Sep 21, 2023 11:25 AM
Updated:
Thousands of Hasidic women turn to Balebusta, a Yiddish-language magazine, as a resource for homemaking, parenting tips, and advertisements for the latest goods and services. Last week, the magazine published anti-Black jokes as part of a fictional, serialized story.
The magazine is distributed weekly to heavily Satmar communities in Kiryas Joel and Williamsburg. According to its website, Balebusta – which means ‘good homemaker’ in Yiddish – distributes 9,500 hard copies each week. Like most Hasidic publications, Balebusta does not publish images of women.
The jokes repeatedly use the phrase “schvartze goy,” which refers to a Black non-Jewish person. The word “schvartze” refers literally to the color black, but it often functions as a pejorative referring to Black people. The word “goy” literally means “nation,” but is most often used to refer to non-Jewish people, and is also often seen as a pejorative.

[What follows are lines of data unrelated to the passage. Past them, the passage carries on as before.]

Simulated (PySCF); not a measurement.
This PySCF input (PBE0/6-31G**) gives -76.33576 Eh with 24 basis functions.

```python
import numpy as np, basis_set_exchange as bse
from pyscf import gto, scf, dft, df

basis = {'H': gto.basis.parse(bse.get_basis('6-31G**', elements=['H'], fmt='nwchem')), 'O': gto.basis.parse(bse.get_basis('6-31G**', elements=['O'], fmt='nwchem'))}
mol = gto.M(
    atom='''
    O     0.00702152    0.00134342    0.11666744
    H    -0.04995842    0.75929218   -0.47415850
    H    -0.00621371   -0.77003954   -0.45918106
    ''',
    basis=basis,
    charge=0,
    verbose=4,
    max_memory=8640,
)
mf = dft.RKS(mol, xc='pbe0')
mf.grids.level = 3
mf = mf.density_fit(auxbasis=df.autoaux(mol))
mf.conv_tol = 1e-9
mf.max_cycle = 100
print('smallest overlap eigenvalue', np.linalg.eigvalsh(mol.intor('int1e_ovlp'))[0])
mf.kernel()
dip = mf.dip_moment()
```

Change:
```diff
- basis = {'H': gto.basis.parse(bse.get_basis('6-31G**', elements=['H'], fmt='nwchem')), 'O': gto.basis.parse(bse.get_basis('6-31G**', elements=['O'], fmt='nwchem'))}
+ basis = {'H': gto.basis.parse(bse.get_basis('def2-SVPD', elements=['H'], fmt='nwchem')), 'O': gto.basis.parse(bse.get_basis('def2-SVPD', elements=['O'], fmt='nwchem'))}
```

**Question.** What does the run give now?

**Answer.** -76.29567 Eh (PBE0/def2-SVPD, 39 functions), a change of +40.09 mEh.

In the story, a woman named Esther is trying to get three boys to go to sleep, but one of the boys is overly energetic and makes jokes that delay bedtime.
"What’s the difference between a 12-year-old schvartze goy and a 13-year-old schvartze goy?” the boisterous child, Shimshon, asks, before revealing the punchline: “One black year.” The phrase, “a black year,” in Yiddish, “ein schvartze yor,” is a “curse wishing someone a terrible year,” according to Eddy Portnoy, an advisor at YIVO, an institution focused on studying Eastern European Jewry.
Another boy laughs, then Shimshon cracks another joke: "Why is there such thing as white chocolate? So the schvartze goy can also get dirty."
Esther is exhausted. Ignoring the content of the jokes, she renews her efforts to get the children ready for bed. “Shimshon, I’m begging you, grab your stuff and go get dressed,” she says.
In response to an inquiry about the jokes from Shtetl, an unsigned email from Balebusta’s email address read, “We'll be investigating this matter, and addressing it to the right party.”
According to an editor’s note that appeared in the first installment of the serial, the narrative is reviewed by attorney Rabbi Mattisyahu Wolfberg, a Jewish nonprofit called L’Asurim, a mental health professional who was not fully named, and an unnamed “well-regarded rabbi.” Neither Wolfberg nor L’Asurim immediately responded to Shtetl’s requests to confirm whether they had read the jokes prior to publication.
A recent editor’s note said that the serial is based on true events and is meant to be instructional, provide relatable scenarios, and be uplifting to the readers.
Experts said the jokes were harmful, especially since the story was meant to be educational.
“Racist jokes, in particular, represent a potent form of informal education that can significantly contribute to nurturing hatred,” said Nechumi Malovicki-Yaffe, a professor at Tel Aviv University who studies the Haredi world, and is also Hasidic. “It seems that within Hasidic society, while absorbing external prejudices from outside, there is also a troubling tendency to generate animosity towards outsiders and foreigners.”
Michael Billig, a psychology professor at Loughborough University who has studied antisemitism and racism, said the story, “makes the only entrance of a Black person into that story as the object – not a real person, but a figure of mockery.”
Further, Portnoy, the YIVO scholar, said, "The association of a black year with a Black person is clearly negative."
Dainy Bernstein, a researcher at the University of Illinois who studies Haredi children’s literature, wondered about the consequences of such content. “If you’re growing up with these messages constantly in the background, and then you go out and you see your Black neighbors, what are you going to do?”
The Anti-Defamation League did not immediately respond to Shtetl’s request for comment on the jokes.
Hasidic leaders have occasionally made public statements in Yiddish that contain racist sentiments. In 2021, a popular Satmar Hasidic newspaper, Der Blatt, was criticized after publishing a column with racist messages, according to the New York Post. In 2022, Aaron Teitelbaum, the grand rabbi of the Satmar Hasidic sect in Kiryas Joel, gave a speech in which he referred to state legislators as “schvartze” and “shucher,” a Yiddishized Hebrew word with a similar meaning, as Shtetl reported.